IALACOLREG
13

Module 13 — Radio log, publications and station management

What must be recorded and when: licence, manuals, publications, equipment tests, false alerts and inspection readiness.

The radio log is the legal memory of the GMDSS station. It documents that the watch has been kept, equipment has been tested and distress, urgency and safety traffic has been handled correctly. In any incident or inspection, what is not written has not happened.

What must be logged

a
Daily and weekly equipment tests: DSC test on VHF and MF/HF with a licensed coast station, reserve-power test, alarm checks, authorised EPIRB and SART self-tests.
b
All distress, urgency and safety communications sent, received or overheard — with UTC time, frequency, participating stations, message summary and outcome.
c
False alerts: UTC time, equipment and frequency, cause, cancellation procedure and responsible operator.
d
NAVTEX and Inmarsat EGC warnings relevant to the vessel's safety, including the operational decision taken.
e
Equipment in and out of service, faults detected, repairs, fuse or battery replacements.
f
Operator identity and watch handovers, with signature.

Typical entries

Each entry contains at least: UTC time, equipment or frequency, category (routine / safety / urgency / distress), parties involved, message summary and operator signature. Corrections are made by a single line through the wrong text plus operator signature; never with correction fluid or erasure.

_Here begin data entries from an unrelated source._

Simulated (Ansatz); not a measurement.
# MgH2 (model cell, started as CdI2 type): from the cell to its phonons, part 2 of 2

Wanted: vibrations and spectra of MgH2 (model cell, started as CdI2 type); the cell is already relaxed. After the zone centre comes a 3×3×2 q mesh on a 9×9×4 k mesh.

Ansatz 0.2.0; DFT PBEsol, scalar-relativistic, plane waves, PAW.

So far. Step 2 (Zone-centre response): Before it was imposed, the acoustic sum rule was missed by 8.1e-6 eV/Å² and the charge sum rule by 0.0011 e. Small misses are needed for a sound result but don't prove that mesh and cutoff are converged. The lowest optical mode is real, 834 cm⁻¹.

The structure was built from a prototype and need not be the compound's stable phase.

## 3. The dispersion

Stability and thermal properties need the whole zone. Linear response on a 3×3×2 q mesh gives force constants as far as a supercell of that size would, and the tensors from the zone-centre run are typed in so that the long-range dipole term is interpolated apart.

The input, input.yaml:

Mandatory publications on board

a
Ship Station Licence issued by the Administration.
b
Valid operator certificates (GOC / ROC as applicable).
c
Operating manuals of every installed GMDSS equipment.
d
ITU List of Coast Stations and Special Service Stations (List IV) and List of Ship Stations (List V).
e
ITU Manual for Use by the Maritime Mobile and Maritime Mobile-Satellite Services.
f
NP 283 or equivalent Admiralty List of Radio Signals, plus national MRCC publications.
g
Distress, urgency and safety frequency tables and relevant NAVAREA lists along the planned route.

Inspection readiness

All documentation must be accessible, up to date and legible. Battery tests, DSC functional tests, EPIRB checks and position verifications must appear in the log at the required frequency. Inspectors typically start with the licence, operator certificates and the latest log entries — the first filter of an inspection.

Mandatory onboard publications

The manual and SOLAS IV/V require carrying: the IMO GMDSS Manual 2024 itself, the NAVTEX Manual, the International SafetyNET Services Manual, the Iridium SafetyCast Service Manual, ITU List IV (Coast Stations), ITU List V (Ship Stations) and IAMSAR Manual Volume III (SOLAS V/2). Add the ship station licence, operator certificates under ITU RR Article 47 and the applicable frequency-allocation tables.

MMSI and administrative data (6.6)

The MMSI is a nine-digit number identifying the ship; the first three digits (MID) denote nationality. Group MMSIs start with 0; coast-station IDs with 00; AIS-SARTs with 970; AIS-equipped EPIRBs with 974; MOB devices with 972. The coding is not trivia: it determines how to filter and interpret what arrives by DSC or AIS.

Radio log content

Record: distress alerts transmitted and received, urgency and safety messages, periodic tests (DSC, reserve source of energy, EPIRB, SART), faults and repairs, watch handovers, battery use, relevant MSI. Traceability must allow reconstruction of what happened, when, with which equipment and under which procedure.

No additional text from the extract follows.